The Debate, Climate Change and the Shift Toward Electric Vehicles

This article was originally published by U.S. News & World Report on October 23, 2020

CLIMATE CHANGE MADE IT onto the agenda for Thursday night's debate, with the candidates sparring over the oil industry, fracking and the Green New Deal.

After calling global warming an "existential threat to humanity," Vice President Joe Biden reiterated, among other plans, his initiative to invest in electric-vehicle charging stations along U.S. highways.

"We're going to invest in 50,000 charging stations on our highways so that we can own the electric car market of the future," Biden said.

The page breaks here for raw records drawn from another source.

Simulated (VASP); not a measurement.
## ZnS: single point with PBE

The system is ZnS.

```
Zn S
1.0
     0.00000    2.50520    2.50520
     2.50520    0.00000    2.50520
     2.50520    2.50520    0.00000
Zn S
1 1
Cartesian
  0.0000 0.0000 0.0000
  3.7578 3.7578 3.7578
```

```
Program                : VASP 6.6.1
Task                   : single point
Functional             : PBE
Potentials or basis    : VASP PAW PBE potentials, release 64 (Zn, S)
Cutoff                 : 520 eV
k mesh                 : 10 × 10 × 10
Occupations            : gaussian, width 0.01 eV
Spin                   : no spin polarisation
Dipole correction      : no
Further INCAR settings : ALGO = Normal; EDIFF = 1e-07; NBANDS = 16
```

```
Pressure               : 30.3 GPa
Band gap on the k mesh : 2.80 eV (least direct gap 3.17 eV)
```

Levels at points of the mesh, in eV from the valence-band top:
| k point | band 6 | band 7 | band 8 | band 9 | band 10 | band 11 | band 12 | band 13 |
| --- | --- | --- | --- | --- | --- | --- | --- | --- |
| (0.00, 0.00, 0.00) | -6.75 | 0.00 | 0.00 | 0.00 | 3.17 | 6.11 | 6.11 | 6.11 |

During September's debate, however, both candidates showed enthusiasm about the future of electric vehicles, with President Donald Trump mentioning being "all for electric cars with big incentives," while responding to criticism of his emissions regulation rollbacks.

But the gradual shift toward electric vehicles has facilitated an increase in the national average fuel efficiency, which, in 1984 was 20 miles per gallon on average, and in 2019 was 26 miles per gallon – seeing the greatest shift since electric vehicles became prevalent in the past decade.

In 2019, around 727,000 electric vehicles were purchased, of the 17 million total light-duty vehicles sold that year, according to Bureau of Transportation Statistics data compiled by USAFacts. Three categories make up electric-drive vehicles: hybrid electric, plug-in hybrid electric and all-electric.

California saw nearly half of all-electric vehicle registrations, vehicles which run solely on electricity, in 2018, with 256,800, or 47% of the national total. Hawaii, Washington and Oregon saw the next highest registrations of all-electric vehicles per 100,000 people.